Single GPU Passthrough - Nvidia Driver REFUSES to Unload [module is in use]

I had a single-GPU passthrough setup with my 3090 back when Apex Legends didn’t work on Linux, and I used it for about a year. Once Apex enabled EAC Proton compatibility I stopped using it, and I guess the config rotted because there had been over a year of QEMU/libvirt updates, and when I went to try and boot it again, it wouldn’t boot, I just got the stupid single-GPU passthrough error of the GUI session dying and the VM not starting, with no error messages/logs to look through.

So, instead of trying to figure out what the hell might have broken, I decided to just start over, since it’s not that difficult (at least it didn’t use to be difficult).

I created the VM in virt-manager, added the installation iso and virtio-win drivers, and I installed the Win10 OS into the VM, then rebooted the VM and installed the virtio-win drivers.

So then it came time to actually attach the GPU to the VM in virt-manager and add the hook scripts in /etc/libvirt/hooks/qemu.d and configure my kvm.conf and all that.

And I kept getting the same freeze, and I’d have to ssh in and reboot (or press Ctrl+Alt+Del a bunch of times to force a reboot). When SSH-ing in or checking the previous boot’s logs on reboot in journalctl, I found that the only libvirt error was that I was getting an Input/output error when trying to start the VM.

So, I went into my start.sh hook script and added lines to each command to log to a text file so I would know at which step I was getting hung up.

And it turns out, it’s the virsh nodedev-detach lines. And so I rebooted, then went to a separate TTY, and tried running everything manually, and sure enough those commands just hang. I found out that the nvidia module is not being removed. So I tried to FORCE remove it, and it refuses to unload. It says that it’s in use. But it’s not in use.
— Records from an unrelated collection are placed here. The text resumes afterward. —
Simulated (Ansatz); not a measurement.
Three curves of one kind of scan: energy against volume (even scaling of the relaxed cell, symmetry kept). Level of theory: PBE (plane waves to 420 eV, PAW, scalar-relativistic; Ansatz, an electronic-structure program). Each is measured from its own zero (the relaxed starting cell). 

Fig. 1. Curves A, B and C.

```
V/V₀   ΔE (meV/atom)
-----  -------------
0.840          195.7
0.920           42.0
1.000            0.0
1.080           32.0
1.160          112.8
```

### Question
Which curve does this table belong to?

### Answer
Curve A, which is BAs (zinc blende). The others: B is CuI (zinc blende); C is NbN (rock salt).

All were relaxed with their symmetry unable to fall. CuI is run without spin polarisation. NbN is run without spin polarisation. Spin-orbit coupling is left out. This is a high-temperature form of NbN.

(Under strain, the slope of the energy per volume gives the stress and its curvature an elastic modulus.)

I have noticed the past couple months that now, even when I SSH into my machine, I get a stupid the control display is undefined; please run 'nvidia-settings --help' for usage information in my zsh prompt when it first starts up, so even the shell seems to be using nvidia-settings, but I can’t find ANY other reason why the nvidia module refuses to unload.

It refuses to unload even after sddm has been completely killed. I have no Xorg servers running (and definitely no Wayland ones), I can boot up, go to a new tty, run sudo systemctl stop sddm.service and then try to unload the different Nvidia modules, and when I finally get to the final one, nvidia, it refuses to unload and says it’s in use.

lsmod | grep nvidia shows that no other modules are depending on that module, and yet I get this in journalctl:

Jun 12 16:07:04 matt-archlinux kernel: NVRM: Attempting to remove device 0000:0f:00.0 with non-zero usage count!

What the hell is going on?

I’ve edited my mkinitcpio.conf to remove nvidia from the modules array, and regenerated the initramfs.

Can anyone point me in the right direction?

Arch Linux, KDE Plasma is my default DE if that matters (though it shouldn’t because this happens even when I haven’t logged into a GUI at all yet).

Hey, i also had this issue, i fixed it by unloading nvidia_drm and nvidia_uvm before detaching, heres my script

#!/bin/bash
# Helpful to read output when debugging
set -x

systemctl stop sddm.service

# Stop display manager
killall sddm-x11-session
killall plasmashell
killall Xwayland
killall kwin_wayland
killall startplasma-wayland
killall startplasma-waylandsession


# Unbind VTconsoles
echo 0 > /sys/class/vtconsole/vtcon0/bind
echo 0 > /sys/class/vtconsole/vtcon1/bind

# Unbind EFI-Framebuffer
echo efi-framebuffer.0 > /sys/bus/platform/drivers/efi-framebuffer/unbind

# Avoid a Race condition by waiting 2 seconds. This can be calibrated to be shorter or longer if required for your system
sleep 2

modprobe -r nvidia-drm
modprobe -r nvidia-uvm
modprobe -r snd_hda_intel
modprobe -r i2c_nvidia_gpu

sleep 2

# Unbind the GPU from display driver
virsh nodedev-detach pci_0000_10_00_0
virsh nodedev-detach pci_0000_10_00_1
virsh nodedev-detach pci_0000_10_00_2 
virsh nodedev-detach pci_0000_10_00_3 


# Load VFIO Kernel Module  
modprobe vfio-pci